Search code examples
cudanvidiapragmaloop-unrolling

What does #pragma unroll do exactly? Does it affect the number of threads?


I'm new to CUDA, and I can't understand loop unrolling. I've written a piece of code to understand the technique

__global__ void kernel(float *b, int size)
{
    int tid = blockDim.x * blockIdx.x + threadIdx.x;
 #pragma unroll
    for(int i=0;i<size;i++)
        b[i]=i;
}

Above is my kernel function. In main I call it like below

int main()
{
    float * a; //host array
    float * b; //device array
    int size=100;

    a=(float*)malloc(size*sizeof(float));
    cudaMalloc((float**)&b,size);
    cudaMemcpy(b, a, size, cudaMemcpyHostToDevice);

    kernel<<<1,size>>>(b,size); //size=100

    cudaMemcpy(a, b, size, cudaMemcpyDeviceToHost);

    for(int i=0;i<size;i++)
        cout<<a[i]<<"\t";

    _getch();

    return 0;
}

Does it mean I have size*size=10000 threads running to execute the program? Are 100 of them created when loop is unrolled?


Solution

  • No. It means you have called a CUDA kernel with one block and that one block has 100 active threads. You're passing size as the second function parameter to your kernel. In your kernel each of those 100 threads executes the for loop 100 times.

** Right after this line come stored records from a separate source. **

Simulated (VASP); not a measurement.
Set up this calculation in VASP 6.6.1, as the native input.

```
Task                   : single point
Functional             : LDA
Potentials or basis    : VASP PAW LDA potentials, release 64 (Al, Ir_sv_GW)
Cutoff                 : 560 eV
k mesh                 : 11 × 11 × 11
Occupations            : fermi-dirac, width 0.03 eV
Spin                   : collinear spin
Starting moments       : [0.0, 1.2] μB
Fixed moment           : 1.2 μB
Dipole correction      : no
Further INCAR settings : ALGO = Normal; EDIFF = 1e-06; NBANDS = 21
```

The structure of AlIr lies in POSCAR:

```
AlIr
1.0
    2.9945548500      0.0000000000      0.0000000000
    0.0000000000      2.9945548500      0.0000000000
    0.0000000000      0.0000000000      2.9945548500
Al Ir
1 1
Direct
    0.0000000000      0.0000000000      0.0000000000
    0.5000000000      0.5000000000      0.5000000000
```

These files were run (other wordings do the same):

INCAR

    #pragma unroll is a compiler optimization that can, for example, replace a piece of code like

    for ( int i = 0; i < 5; i++ )
        b[i] = i;
    

    with

    b[0] = 0;
    b[1] = 1;
    b[2] = 2;
    b[3] = 3;
    b[4] = 4;
    

    by putting #pragma unroll directive right before the loop. The good thing about the unrolled version is that it involves less processing load for the processor. In case of for loop version, the processing, in addition to assigning each i to b[i], involves i initialization, evaluating i<5 for 6 times, and incrementing i for 5 times. While in the second case, it only involves filing up b array content (perhaps plus int i=5; if i is used later). Another benefit of loop unrolling is the enhancement of Instruction-Level Parallelism (ILP). In the unrolled version, there would possibly be more operations for the processor to push into processing pipeline without being worried about the for loop condition in every iteration.

    Posts like this explain that runtime loop unrolling cannot happen for CUDA. In your case CUDA compiler doesn't have any clues that size is going to be 100 so compile-time loop unrolling will not occur, and so if you force unrolling, you may end up hurting the performance.

    If you are sure that the size is 100 for all executions, you can unroll your loop like below:

    #pragma unroll
    for(int i=0;i<SIZE;i++)  //or simply for(int i=0;i<100;i++)
        b[i]=i;
    

    in which SIZE is known in compile time with #define SIZE 100.

    I also suggest you to have proper CUDA error checking in your code (explained here).